To avoid the unnecessary re-computation, Memoization is used to optimizes run-time by using memory.
Here is an optimized example of computing the nth Fibonacci number using Memoization:
/*Global array initialized to 0*/
int a[100];
int fib(int n)
{
/*base case*/
if (n <= 1)
return n;
/*if fib(n) has not been computed, compute it*/
if (a[n] == 0) {
a[n] = fib(n - 1) + fib(n - 2);
}
*/Otherwise, simply get a[n] and return it*/
return a[n];
}
As you can see, the overall structure is not that much different from the recursive solution, but it runs linear time instead of exponential time because fib(i) will only be computed only if we have not computed already.
If I were to use your approach, Dynamic Programming, for the Fibonacci problem, it would look something like this:
int fib(int n)
{
/* just like the array you declared in your solution */
int f[n+1];
int i;
/* set up the base cases, just like how you set f[0] to 1*/
f[0] = 0;
f[1] = 1;
for (i = 2; i <= n; i++)
{
/* using previously solved problem to solve further problems*/
f[i] = f[i-1] + f[i-2];
}
/*return the final result*/
return f[n];
}
There are more subtle differences, trade offs, and implications between Dynamic Programming and Memoization. Some consider Memoization a subset of Dynamic Programming. You can read more about the difference here:
Dynamic programming and memoization: bottom-up vs top-down approaches
Yes this is dynamic programming : going from base cases up to final case. Of course your example (factorial) is too simple so you have been able to simplify many things by yourself : you eliminated the recursion and never use a test in the memoization. But anyway that's it.
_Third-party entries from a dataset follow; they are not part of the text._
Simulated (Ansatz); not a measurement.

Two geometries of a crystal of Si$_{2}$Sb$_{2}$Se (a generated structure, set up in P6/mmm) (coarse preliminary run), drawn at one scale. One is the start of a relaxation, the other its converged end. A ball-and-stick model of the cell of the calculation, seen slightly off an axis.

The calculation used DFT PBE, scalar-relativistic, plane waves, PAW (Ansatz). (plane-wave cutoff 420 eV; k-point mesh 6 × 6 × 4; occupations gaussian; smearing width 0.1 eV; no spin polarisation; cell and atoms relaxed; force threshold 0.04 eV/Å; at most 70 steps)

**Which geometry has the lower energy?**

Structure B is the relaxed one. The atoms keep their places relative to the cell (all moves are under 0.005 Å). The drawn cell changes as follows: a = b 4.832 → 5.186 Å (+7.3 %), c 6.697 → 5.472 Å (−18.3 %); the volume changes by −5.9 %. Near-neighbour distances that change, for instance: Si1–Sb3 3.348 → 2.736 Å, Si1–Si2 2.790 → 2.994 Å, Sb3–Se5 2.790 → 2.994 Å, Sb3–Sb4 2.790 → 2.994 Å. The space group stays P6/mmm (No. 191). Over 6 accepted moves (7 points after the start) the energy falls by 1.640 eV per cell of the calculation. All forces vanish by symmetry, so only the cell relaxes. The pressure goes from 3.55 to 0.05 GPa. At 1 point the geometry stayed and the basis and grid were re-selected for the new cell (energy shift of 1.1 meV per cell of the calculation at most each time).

For the general scheme of memoization see http://en.wikipedia.org/wiki/Memoization.
For explanation about Dynamic programming see http://en.wikipedia.org/wiki/Dynamic_programming, you will be able to read the section about Fibonacci sequence and its computation using a bottom-up approach.
Hello getting better at C everyday, this is a example problem out of my textbook that generates fibonacci numbers and shows recursive functions. The program works but I just don't understand how... Specifically in parts (looper % 5), the whole functionfib and what printf(", %8ld", fib(looper)); is doing. Is it like saying fib() do x amount of times. If this problem is not easy to explain then could someone show me a easier way to understand how recursive functions work other then "towers of hanoi" example. Thanks.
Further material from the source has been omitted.